Asia report: Markets mostly higher after Powell testimony
Markets in Asia mostly finished in the green on Thursday, as investors reacted to a suggestion from Federal Reserve chair Jerome Powell that the US central bank could still be cutting interest rates in the near future.
In Japan, the Nikkei 225 was up 0.51% at 21,643.53, as the yen strengthened 0.29% against the dollar to last trade at JPY 108.14.
Of the major components on the benchmark index, automation specialist Fanuc was up 0.05%, fashion firm Fast Retailing rose 1.15%, and technology conglomerate SoftBank Group added 1.14%.

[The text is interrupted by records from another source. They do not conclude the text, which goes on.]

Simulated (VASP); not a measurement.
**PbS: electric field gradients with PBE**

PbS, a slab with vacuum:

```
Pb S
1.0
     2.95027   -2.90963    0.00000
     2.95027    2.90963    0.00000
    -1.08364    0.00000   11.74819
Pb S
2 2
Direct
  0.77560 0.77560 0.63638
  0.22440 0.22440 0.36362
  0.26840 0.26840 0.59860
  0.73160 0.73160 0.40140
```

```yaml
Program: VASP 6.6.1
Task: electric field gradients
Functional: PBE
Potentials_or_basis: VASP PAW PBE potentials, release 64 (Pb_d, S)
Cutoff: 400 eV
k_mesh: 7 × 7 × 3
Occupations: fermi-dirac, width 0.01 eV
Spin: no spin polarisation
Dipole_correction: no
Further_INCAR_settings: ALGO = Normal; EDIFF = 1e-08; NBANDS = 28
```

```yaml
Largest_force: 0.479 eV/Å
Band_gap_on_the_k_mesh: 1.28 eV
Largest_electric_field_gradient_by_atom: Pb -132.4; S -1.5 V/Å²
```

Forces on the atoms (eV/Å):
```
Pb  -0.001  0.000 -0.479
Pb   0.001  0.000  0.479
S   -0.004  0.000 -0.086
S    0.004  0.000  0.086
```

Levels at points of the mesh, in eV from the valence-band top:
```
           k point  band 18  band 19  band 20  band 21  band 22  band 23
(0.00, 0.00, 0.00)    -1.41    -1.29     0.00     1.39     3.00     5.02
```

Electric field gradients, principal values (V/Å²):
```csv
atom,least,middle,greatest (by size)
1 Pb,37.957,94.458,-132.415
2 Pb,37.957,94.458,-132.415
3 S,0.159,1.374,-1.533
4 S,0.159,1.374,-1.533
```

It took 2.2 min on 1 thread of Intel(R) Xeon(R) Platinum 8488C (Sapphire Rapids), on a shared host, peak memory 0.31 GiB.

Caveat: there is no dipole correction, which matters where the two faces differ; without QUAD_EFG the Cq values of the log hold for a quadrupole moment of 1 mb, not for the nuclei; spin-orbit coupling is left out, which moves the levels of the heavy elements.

Video games giant Nintendo saw its shares surge 4.15%, a day after it announced a more budget version of its hugely popular Switch gaming console.
The broader Topix index was ahead 0.47% to finish up its session at 1,578.63.
On the mainland, the Shanghai Composite eked out gains of 0.08% to 2,917.76, and the smaller, technology-heavy Shenzhen Composite slid 0.13% to 1,548.92.
South Korea’s Kospi was 1.06% higher at 2,080.58, while the Hang Seng Index in Hong Kong was 0.81% higher at 28,431.80.
Both of the blue-chip technology stocks were higher in Seoul, with Samsung Electronics up 1.43%, and chipmaker SK Hynix ahead 3.57%.
Regional tensions continued to simmer between Japan and South Korea, with Seoul announcing that it would allocate KRW 300bn to deal with export restrictions implemented by Tokyo.
Last week, Japan’s administration said it would tighten restrictions on the export of materials used by Korean firms to make silicon chips and smartphone screens, as the two countries continued their dispute over Koreans being forced to work for Japan-owned companies during the Second World War.
Investors also looked across the Pacific Ocean, after Federal Reserve chair Jerome Powell told the House Financial Services Committee that business investments had slowed “notably” across the country in recent months amid ongoing uncertainties.
“Many FOMC participants saw that the case for a somewhat more accommodative monetary policy had strengthened,” Powell said in his semi-annual testimony.
“Since then, based on incoming data and other developments, it appears that uncertainties around trade tensions and concerns about the strength of the global economy continue to weigh on the US economic outlook.”
That led to a number of market watchers stating it had become clearer that a rate cut was on the cards, though it was more likely to be 25 basis points, rather than the 50 basis points predicted before last week’s surprisingly positive nonfarm payrolls data.
“In the wake of Powell’s first day of testimony, the market sees a 25-basis-point cut as largely granted,” said London Capital Group senior market analyst Ipek Ozkardeskaya.
“On top, the activity on the US treasury markets suggests that there are 25% chances for a 50-basis-point cut by the end of this month … up from nearly 5% before Powell’s speech.
“And indeed, if Powell chose to deliver a dovish testimony on top of what has been already priced in by the markets, then he could pull out more of his hat at the July meeting.”
Oil prices were higher as the region went to bed, with Brent crude last up 0.56% at $67.39 per barrel, and West Texas Intermediate also rising 0.56% to $60.77.
In Australia, the S&P/ASX 200 managed gains of 0.39% to close its trading day at 6,716.10, with most sectors finishing in the green.
It was a mixed day for the country’s big four banks, with Australia and New Zealand Banking Group down 0.76%, Commonwealth Bank of Australia flat, National Australia Bank up 0.97%, and Westpac Banking Corporation ahead 0.39%.
The country’s banking sector was thrust back to the top of the agenda on Thursday, after the Australian Securities and Investments Commission threatened to prosecute a number of large lenders over what it described as harmful consumer insurance products.
Australia and New Zealand Banking Group, Citigroup, Commonwealth Bank of Australia and eight more lenders were said to have sold products that were “extremely poor value for money”, which “caused consumers harm”.
Across the Tasman Sea, New Zealand’s S&P/NZX 50 was up 0.3% at 10,687.32, led higher by specialist dairy producer Synlait Milk, which was ahead 4%.
Both of the down under dollars were stronger on the greenback, with the Aussie last ahead 0.28% at AUD 1.4328, and the Kiwi advancing 0.4% to NZD 1.4988.